The Wood family of Randolph is now in the sixth generation of working their land. They tap more than 5,200 trees and make about 1,700 gallons of syrup annually. Since 1920 the family focus has always been mastering the art of maple sugaring but now there’s a new twist on the old product – specialty syrups!
Ghosted Barrel Aged Maple Syrup - Traditional Vermont maple syrup with a kick of handcrafted ghost pepper extract, adds a sweet kick to your favorite recipes,
Bourbon Barrel Aged Maple Syrup - Traditional Vermont maple syrup aged in a bourbon barrel for 4 to 6 months. During this time, the syrup soaks in the flavor of the barrel, char, and left over bourbon. Great in cocktails, on ice cream and added to your favorite recipes.
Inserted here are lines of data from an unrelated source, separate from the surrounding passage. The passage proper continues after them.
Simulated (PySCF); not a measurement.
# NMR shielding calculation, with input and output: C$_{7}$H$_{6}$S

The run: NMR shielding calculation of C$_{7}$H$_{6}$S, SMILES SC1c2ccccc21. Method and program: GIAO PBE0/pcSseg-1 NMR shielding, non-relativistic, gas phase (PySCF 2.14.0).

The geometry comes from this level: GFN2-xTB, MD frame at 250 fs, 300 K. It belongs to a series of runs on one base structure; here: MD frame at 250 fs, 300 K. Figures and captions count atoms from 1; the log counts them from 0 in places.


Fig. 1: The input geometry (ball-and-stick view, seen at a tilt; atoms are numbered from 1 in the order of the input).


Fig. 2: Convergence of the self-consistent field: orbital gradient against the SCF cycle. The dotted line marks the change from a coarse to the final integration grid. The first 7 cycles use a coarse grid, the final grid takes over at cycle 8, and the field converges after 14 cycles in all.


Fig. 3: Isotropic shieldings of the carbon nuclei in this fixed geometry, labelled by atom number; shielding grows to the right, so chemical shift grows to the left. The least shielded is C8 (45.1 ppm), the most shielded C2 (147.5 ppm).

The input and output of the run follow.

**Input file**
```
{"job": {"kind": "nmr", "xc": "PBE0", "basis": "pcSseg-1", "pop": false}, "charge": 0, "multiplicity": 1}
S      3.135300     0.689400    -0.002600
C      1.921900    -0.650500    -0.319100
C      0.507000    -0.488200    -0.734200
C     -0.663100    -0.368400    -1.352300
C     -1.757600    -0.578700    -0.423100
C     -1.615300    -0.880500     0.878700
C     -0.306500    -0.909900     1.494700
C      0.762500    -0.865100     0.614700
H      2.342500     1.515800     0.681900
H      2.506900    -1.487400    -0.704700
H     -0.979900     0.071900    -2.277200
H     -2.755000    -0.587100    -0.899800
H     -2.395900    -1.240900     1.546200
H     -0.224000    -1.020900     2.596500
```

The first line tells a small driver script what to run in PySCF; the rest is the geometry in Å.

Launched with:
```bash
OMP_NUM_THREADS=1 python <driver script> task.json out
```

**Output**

Rum Barrel Aged Maple Syrup - Traditional Vermont maple syrup aged in a rum barrel for 4 to 6 months. You'll taste hints of vanilla in this. Plus, like the Bourbon Barrel Aged Syrup, it's kid friendly!
Raspberry Infused Maple Syrup - Traditional Vermont maple syrup and fresh raspberries (that's it)! You'll love this on pancakes, waffles, or ice cream . Add to your favorite recipes for a maple/raspberry KAHBAM!!!!
Apple Pie Infused Map[le Syrup - Traditional Vermont Maple Syrup infused with the flavors of hot apple pie. Drizzle on vanilla ice cream, hot oatmeal, or anything else you can imagine. Enjoy!